EVADING TAX PENALTY SECTION 3256. Whenever any person evades, or attempts to evade the payment of the tax on any distilled spirits, in any manner whatever, he shall forfeit and pay double the amount of the tax so evaded or attempted to be evaded. (Sce Sec. 3296, P. 197.) The penalty of double the amount of the tax imposed by Sec. 3256 is not assessable. and should not be imposed and collected by a collector but should be recovered by indictment or other form of action. (T. D. 858.)

SOLDIERS' HOME CANTEEN That on and after the passage of this act no license for the sale of intoxicating liquor at any place within one mile of the Soldiers' Home property in the District of Columbia shall be granted. (Act of Feb. 28, 1891, ch. 385, 26 Stat. L. 797.)

LAWS REQUIRING CERTIFIED COPY OF LISTS OF

PAYERS OF LIQUOR INTERNAL REVENUE TAX

SECTION 3240. Each collector of internal revenue shall, under regulations of the Commissioner of Internal Revenue, place and keep conspicuously in his office, for public inspection, an alphabetical list of the names of all persons who shall have paid special taxes within his district, and shall state thereon the time, place and business for which such special taxes have been paid, and upon application of any prosecuting officer of any state, county or municipality he shall furnish a certified copy thereof, as of a public record for which a fee of one dollar for each one hundred words or fraction thereof in the copy or copies so requested may be charged.

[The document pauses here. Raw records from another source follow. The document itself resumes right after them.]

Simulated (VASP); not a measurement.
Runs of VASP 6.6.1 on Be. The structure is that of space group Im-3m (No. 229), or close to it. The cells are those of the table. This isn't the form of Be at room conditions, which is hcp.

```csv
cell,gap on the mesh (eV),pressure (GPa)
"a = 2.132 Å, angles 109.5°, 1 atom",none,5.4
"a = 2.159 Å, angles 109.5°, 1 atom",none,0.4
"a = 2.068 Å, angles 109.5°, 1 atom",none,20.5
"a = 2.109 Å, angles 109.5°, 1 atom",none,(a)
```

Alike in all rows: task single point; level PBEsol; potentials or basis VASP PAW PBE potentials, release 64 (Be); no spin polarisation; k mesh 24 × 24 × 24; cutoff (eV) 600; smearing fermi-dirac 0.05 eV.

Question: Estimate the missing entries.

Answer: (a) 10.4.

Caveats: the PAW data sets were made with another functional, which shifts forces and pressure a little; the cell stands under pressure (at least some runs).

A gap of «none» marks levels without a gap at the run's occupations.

WILSON LAW, REGULATING INTERSTATE COMMERCE

IN INTOXICATING LIQL'OR That all fermented, distilled or other intoxicating liquors or liquids transported into any state or territory or remaining therein for use, consumption, sale or storage therein shall, upon arrival in such state or territory, be subject to the operation and effect of the laws of such State or territory enacted in the exercise of its police powers to the same extent and in the same manner as though such liquids or liquors had been produced in such state of territory, and shall not be exempt therefrom by reason of being introduced therein in original packages or otherwise. (Approved, August 8, 1890.)

ACT RELATING TO DELIVERY. LABELING AND C. O. D.

SHIPMENTS OF INTOXICATING LIQUOR SECTION 238. Any officer, agent, or employee of any railroad company, express company, or other common carrier, who shall knowingly deliver or cause to be delivered to any person other than the person to whom it has been consigned, unless upon the written order in each instance of the bona fide consignee, or to any fictitious person, of to any person under a fictitious name, any spirituous, vinous, malted: fermented, or other intoxicating liquor of any kind which has been shipped from one state, territory or district of the United States, or. place noncontiguous to but subject to the jurisdiction thereof, into any other state, territory or district of the United States, or place noncontiguous to but subject to the jurisdiction thereof, or from any foreign country into any state, territory or district of the United States, or place noncontiguous to but subject to the jurisdiction thereof, shall be fined not more than $1,000, or imprisoned not more than two years, or both.

Sec. 239. Any railroad company, express company, or other common carrier, or any other person who, in connection with the transportation of any spirituous, vinous, malted, fermented or other intoxicating liquor of any kind from one State, territory or district of the United States, or place noncontiguous to but subject to the jurisdiction thereof, into any other State, territory or district of the United States, or place noncontiguous to but subject to the jurisdiction thereof or from any foreign country into any State, territory, or district of the United States, or place noncontiguous to but subject to the jurisdiction thereof, shall collect the purchase price or any part thereof before, on, or after delivery from the consignee, or from any other person, or shall in any manner act as the agent of the buyer or seller of any such liquor, for the purpose of buying or selling or completing the sale thereof, saving only in the actual transportation and delivery of the same, shall be fined not more than $5,000.

SEC. 240. Whoever shall knowingly ship or cause to be shipped from one State, territory or district of the United States, or place noncontiguous to but subject to the jurisdiction thereof, into any other State, territory or district of the United States, or place noncontiguous to but subject to the jurisdiction thereof, or from any foreign country into any State, territory or district of the United States, or place noncontiguous to but subject to the jurisdiction thereof, any package of or package containing any spirituous, vinous, malted, fermented or other intoxicating liquor of any kind unless such package be so labeled on the outside cover as to plainly show the name of the consignee, the nature of its contents, and the quantity contained therein, shall be fined not more than $5,000; and such liquor shall be forfeited to the United States, and may be seized and condemned by like proceedings as those provided by law for the seizure and forfeiture of property imported into the United States contrary to law.